The New York Times Julie Creswell reports on the strategy undertaken by some public sector plans to embrace more investment risk in the wake of the market crash of 2008. The results are not what plan managers were hoping for.
Pennsylvania's State Employee Retirement Fund sank a total of 46 percent of its investments in alternatives - believing much higher yields would help compensate for losses. The plan realized an annualized return of 3.6 percent, far below its 8 percent target. In contrast, Georgia's municipal retirement system, which as The NYT reports, is prohibited from investing in alternatives realized 5.3 percent over the period.
The strategy of betting on more risk to make up for losses hasn't done underfunded public plans any favors. That is because higher returns also come with greater risk. Unfortunately, plans have shifted to more risk exposure sine 2008. One reason is plan managers don't like the record-low returns on bonds which are returning in the two to three percent range.
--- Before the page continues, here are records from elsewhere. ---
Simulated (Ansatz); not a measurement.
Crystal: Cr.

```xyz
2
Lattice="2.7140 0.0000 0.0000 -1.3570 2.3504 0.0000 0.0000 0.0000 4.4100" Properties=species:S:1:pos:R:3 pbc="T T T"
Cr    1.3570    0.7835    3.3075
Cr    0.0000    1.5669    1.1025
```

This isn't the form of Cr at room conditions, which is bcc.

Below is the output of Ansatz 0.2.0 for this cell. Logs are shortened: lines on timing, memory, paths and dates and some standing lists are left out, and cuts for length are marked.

So what is the solution? First disentangle asset investment strategy from liability valuation which is responsible for muddying the waters. Second, consider what the aim of the investment strategy is. One way to think about the problem is in terms of options pricing described by Andrew Biggs of AEI. Alternatively, M. Barton Waring suggests surplus optimization in his recent book, Pension Finance. The takeaway is that plans do not have to invest solely in Treasury bonds. But they do have to accurately account for risk, something that the current approach to liability valuation has short-circuited in the defined benefit model.